Intro
Video surveillence software has come a long way since the days of analog CCTV cameras and dedicated NVR units that used propietary software and annoying licenses. Now there’s quite a variety of free and open source alternatives that have no such restrictions - the caveat being you have to spend time learning how it works and do your own troubleshooting if problems arise. With the ability to use cheap IP cameras on the market, using these open source NVR software is very appealing.
One of the best NVR software that has emerged as of recent is the one called Frigate NVR. With Frigate, there are no weird freemium paid plans or antsy devs like you see with Shinobi, and its strong integration with Homeassistant makes it all the more appealing. The other added benefit is Frigate is designed to be deployed as a Docker container, which makes migrating your data and configs super easy between server updates.

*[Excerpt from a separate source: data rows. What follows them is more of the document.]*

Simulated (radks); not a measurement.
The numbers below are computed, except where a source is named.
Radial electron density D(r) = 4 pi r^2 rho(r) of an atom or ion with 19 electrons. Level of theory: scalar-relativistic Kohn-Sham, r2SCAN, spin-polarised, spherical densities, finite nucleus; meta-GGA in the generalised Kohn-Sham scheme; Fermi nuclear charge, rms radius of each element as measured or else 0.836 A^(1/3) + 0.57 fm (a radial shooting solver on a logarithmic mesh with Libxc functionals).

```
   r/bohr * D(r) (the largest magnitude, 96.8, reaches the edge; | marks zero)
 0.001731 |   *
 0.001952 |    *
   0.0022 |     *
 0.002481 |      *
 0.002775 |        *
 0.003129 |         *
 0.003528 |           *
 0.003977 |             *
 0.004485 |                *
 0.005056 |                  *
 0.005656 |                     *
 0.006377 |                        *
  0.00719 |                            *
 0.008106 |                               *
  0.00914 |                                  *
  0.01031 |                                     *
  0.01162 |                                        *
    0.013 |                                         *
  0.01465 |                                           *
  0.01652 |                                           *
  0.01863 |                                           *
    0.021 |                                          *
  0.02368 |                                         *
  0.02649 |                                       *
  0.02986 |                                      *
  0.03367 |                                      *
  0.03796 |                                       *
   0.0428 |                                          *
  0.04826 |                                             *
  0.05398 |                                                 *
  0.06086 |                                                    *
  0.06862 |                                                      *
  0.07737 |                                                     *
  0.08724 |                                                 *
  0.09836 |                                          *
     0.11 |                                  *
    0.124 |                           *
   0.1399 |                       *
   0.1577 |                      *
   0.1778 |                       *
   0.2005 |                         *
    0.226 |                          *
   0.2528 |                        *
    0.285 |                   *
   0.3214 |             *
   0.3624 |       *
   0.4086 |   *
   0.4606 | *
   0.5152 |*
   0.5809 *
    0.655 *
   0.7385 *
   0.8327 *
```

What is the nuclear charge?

This guide will show you how to install and configure Frigate not using Docker, instead using Podman. With Podman, we will setup Frigate to run in the user space as a rootless container. We will also configure Homeassistant and Eclipse MQTT Podman containers in rootless mode to work with Frigate to enable alerts and remote viewing of your cameras in real time.
Create a Podman Pod and Containers
Podman is a great alternative to Docker that allows one to run containers in rootless mode, an argueably a safer way to run them. A neat feature in Podman is the ability to create groups called pods. Pods allow for an easy way for all the containers running in the same pod to share network connectivity. For this use case with Frigate, HA, and MQTT, it is most useful. By placing all of our containers in this pod, we do not have to worry about what internal address is being given to each container. Instead, we can simply use localhost (127.0.0.1) and the required port to communicate between containers in the same pod.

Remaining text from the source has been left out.